The notorious bank robber Willie Sutton said he robbed banks “because that’s where the money is.”
His words came to mind while I was thinking about which companies might benefit from rising interest rates. Certainly, banks have large cash balances, and for that reason, along with others — many of which were laid out recently by my colleague David Sterman — those institutions could be among the prime beneficiaries of soon-to-come higher interest rates.
I realized there are other pockets of hidden cash, less obvious than banks, that might benefit as much or more than banks when it comes to profiting from rising interest rates.
What other businesses have been sitting on huge sums of cash they can’t spend? Which companies have been forced to earn next to nothing in the form of interest — but should see a significant boost in their income streams as rates rise?

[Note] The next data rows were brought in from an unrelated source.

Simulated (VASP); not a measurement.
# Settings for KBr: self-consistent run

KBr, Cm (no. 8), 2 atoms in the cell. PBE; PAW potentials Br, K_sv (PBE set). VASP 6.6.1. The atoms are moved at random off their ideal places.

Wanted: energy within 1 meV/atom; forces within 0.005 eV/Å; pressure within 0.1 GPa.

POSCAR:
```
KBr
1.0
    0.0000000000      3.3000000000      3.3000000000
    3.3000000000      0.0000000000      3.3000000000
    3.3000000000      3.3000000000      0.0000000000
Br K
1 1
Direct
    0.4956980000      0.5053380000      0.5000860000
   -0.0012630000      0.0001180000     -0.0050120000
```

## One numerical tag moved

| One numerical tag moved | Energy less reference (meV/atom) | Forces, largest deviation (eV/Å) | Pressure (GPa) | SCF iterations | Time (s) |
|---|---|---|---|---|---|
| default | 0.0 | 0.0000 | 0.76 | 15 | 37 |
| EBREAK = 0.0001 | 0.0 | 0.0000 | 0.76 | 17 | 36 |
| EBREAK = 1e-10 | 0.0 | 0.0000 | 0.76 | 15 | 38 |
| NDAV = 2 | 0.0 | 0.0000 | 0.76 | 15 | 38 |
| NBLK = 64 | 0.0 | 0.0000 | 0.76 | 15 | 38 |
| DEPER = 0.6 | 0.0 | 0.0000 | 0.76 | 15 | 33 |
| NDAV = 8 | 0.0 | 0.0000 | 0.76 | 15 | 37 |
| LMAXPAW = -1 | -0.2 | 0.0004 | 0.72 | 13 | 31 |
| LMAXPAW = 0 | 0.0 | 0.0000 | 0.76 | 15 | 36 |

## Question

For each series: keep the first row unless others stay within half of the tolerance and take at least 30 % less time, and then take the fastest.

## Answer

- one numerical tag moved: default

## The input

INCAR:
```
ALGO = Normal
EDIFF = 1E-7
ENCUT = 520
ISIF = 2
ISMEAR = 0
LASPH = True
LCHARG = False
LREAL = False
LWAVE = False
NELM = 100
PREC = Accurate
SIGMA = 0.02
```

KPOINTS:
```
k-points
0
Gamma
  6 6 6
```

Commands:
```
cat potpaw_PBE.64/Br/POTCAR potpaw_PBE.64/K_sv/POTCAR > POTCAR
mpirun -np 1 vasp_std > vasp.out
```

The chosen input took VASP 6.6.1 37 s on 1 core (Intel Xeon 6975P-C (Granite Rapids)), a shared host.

Two came to mind. The first category you probably do business with often — broker-dealers. They clear customer transactions, carry customer accounts and hold customers’ cash and securities.
The second below-the-radar group: payroll processors. These companies handle all paperwork, taxes and withholdings on paychecks, among other services. They hold the funds until the checks clear or are deposited in employees’ accounts.
In addition to fees for services, brokerages and payroll processors both earn interest on the float from client funds. Typically, these funds are invested to maximize interest income and minimize volatility, which means the majority of funds are invested in Treasurys and other government securities with a maximum maturity of 10 years. Most use a laddering strategy to extend the maturities of the investment portfolio and employ short-term financing to handle short-term funding requirements. This allows the companies to average their way through an interest rate cycle and reduce fluctuations in yield.
Laddering exposes the companies to interest rate risk as proceeds from maturing securities are reinvested. While higher yields translate directly to higher income, higher rates increase interest costs on short-term debt.
Overall, both industry sectors are cyclical — and both depend upon a healthy, improving economy to keep growing. If you believe a recovery in the U.S. is indeed underway and will continue for several years, then both these industry sectors should do well — brokerages as do-it-yourselfers join the ranks of investors, and payroll companies as companies start adding new jobs.
In addition to huge piles of cash, there needs to be a few other things to recommend a company. So I consider price-to-earnings (P/E) ratios, dividend yield and a few other metrics to compare among peers in search of bargains.
In looking at brokerages, it’s my opinion that Interactive Brokers Group, Inc. (NASDAQ:IBKR) is significantly undervalued compared to its peers, TD Ameritrade Holding Corp. (NYSE:AMTD), E TRADE Financial Corporation (NASDAQ:ETFC) and Charles Schwab Corp (NYSE:SCHW). Its share value is on the lower end of this range, although it was comparable a year ago. In addition, its P/E is low, and it has one of the lowest debt-to-equity ratios but the highest operating margin and dividend yield.
Interactive Brokers Group, Inc. (NASDAQ:IBKR)’s brokerage segment recently scored a record-breaking quarter with $123 million in pre-tax profit, a 37% increase from a year ago. The company’s pre-tax profit margin climbed to a new high of 58%, but this performance may have been obscured by the lackluster performance of Interactive’s market-making unit, which earned only $7.6 million.
Interactive Brokers Group, Inc. (NASDAQ:IBKR) has a unique growth strategy as it focuses on savvy active traders and investors. It is doing well in that respect, as its average monthly account growth for the first six months of this year is 2,400, outpacing last year’s monthly average of 1,700. No less an authority than Barron’s has rated Interactive at the top of its field two years in a row.
In contrast to the splashy world of online brokerages, payroll processing can be an overlooked industry. But with the labor market improving, companies need to process more employee data and paychecks than before.